IRAN: Reading Lolita in Tehran – Azar Nafisi

“I explained that most great works of the imagination were meant to make you feel like a stranger in your own home. The best fiction always forced us to question what we took for granted. It questioned traditions and expectations when they seemed too immutable. I told my students I wanted them in their readings to consider in what ways these works unsettled them, made them a little uneasy, made them look around and consider the world, like Alice in Wonderland, through different eyes.”

“Reading Lolita in Tehran” is, by the far, the best book for a book club because it is indeed a book about a book club. In 2012, I read it in a book club that took place every Thursday morning. It is a memoir that engages with the readers in the first sentence, because the author, Nafisi, is putting her story out there for us to know how she lived this part of Iranian history. It even starts with a disclaimer that states that some characters and storylines where changed to protect those characters. Nafisi is letting the readers in on her secrets, but protecting her students at all costs. The close connection to the author and her feelings at every moment is easy to follow, even if the story does not follow a chronological order, it flows like the way you remember a memory.

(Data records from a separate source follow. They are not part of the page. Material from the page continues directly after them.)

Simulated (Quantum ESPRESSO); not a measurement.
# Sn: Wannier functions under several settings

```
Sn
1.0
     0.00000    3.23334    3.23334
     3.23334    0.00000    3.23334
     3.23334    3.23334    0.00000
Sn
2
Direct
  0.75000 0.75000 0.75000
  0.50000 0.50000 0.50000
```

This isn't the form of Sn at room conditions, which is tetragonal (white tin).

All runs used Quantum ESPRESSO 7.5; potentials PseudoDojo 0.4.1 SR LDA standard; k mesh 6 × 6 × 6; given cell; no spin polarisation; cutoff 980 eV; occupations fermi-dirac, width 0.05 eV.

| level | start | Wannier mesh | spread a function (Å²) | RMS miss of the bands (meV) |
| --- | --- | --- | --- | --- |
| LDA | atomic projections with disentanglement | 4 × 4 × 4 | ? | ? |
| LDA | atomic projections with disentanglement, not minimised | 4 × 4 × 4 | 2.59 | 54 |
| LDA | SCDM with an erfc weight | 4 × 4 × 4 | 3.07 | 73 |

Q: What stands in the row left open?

IRAN bcMy favorite part was to identify my book club members with the characters from the story; Manna, Mitra, Azin, Sanaz and the others. I could not relate to their life events given that the story takes place during Iran’s political turmoil, but I could relate to their style, both living life and interpreting books. They read Lolita, Gatsby, James (Daisy Miller and Washington Square) and Austen (Pride and Prejudice). For me, reading the book was like taking a very long literature class with Nafisi, listening to her analysis, engaging in her Gatsby trial, sharing her comings and goings from Iran to USA and back, feeling heart broken when university professors were expelled, and mostly, understanding how she lived a revolution and, in the end, rejoiced of being a woman and a writer.

I recently had the honor of listening to Azar Nafisi at the International Book Fair this past September in Guadalajara, Mexico. She began by praising Mexican tomatoes because they had the same taste and texture as Iranian tomatoes, which she truly missed. Then she talked about her life in the USA, about missing an imaginary Iran she had created, but most of all, she spoke of the power of fiction. How it can bring people together, make people travel to every corner of the world and denounce world leaders and their practices, because “dictators are afraid of imagination”. At the end, she asked readers “to not forget the books, to read them and by reading them, give them a new name and resurrect and redefine them.”

About Azar Nafisi

Azar Nafisi is an Iranian author living in the United States. She has a PHD in English and American Literature from the University of Oklahoma. Until recently, she was a Fellow at the Foreign Policy Institute at John Hopkins University. As she shares her memoir in the novel, we learn how she was expelled from the University of Tehran and eventually return to the United States. In her conferences, like the one I attended to, she discusses the political implications that fiction can have and she places responsibility on the readers. I am excited to read her most recent novel, “The Republic of Imagination: America in Three Books,” where she explores and intertwines three books with her story in the United States and the corresponding history of the country.

Other books written by Iranian women 

  • Persepolis – Marjane Satrapi (read by Angelica)
  • Disoriental (Négar Djavadi)

Which book do you recommend? Please let us know in the comment section!

Iranian initiatives and projects that support and empower girls and women

Omid Foundation IRAN I.png

Omid Foundation was set in 2004 with the mission to help young Iranian women who underwent traumatic experiences including mental, sexual and physical abuse. It started in response to the legal situation of women in Iran, because the system gives them few rights and there are many women who are victims of abuse. The program is twofold, it includes an education section and vocational training. The education program helps 200 women that range from 15 to 25 years of age in Tehran. This part lasts 2.5 years and it includes English, Math, Computing, Sciences, Arts, Music and other outdoor activities. The vocational training lasts 6 to 12 months. Additionally, they provide women with care, counseling, education, empowerment skills, and most importantly, they give them a safe, non-judgmental place where they can stay at. The idea is to help women heal emotionally, gain stability and re-integrate themselves into society by searching for a job, starting their own business or enrolling in a university once their program is complete.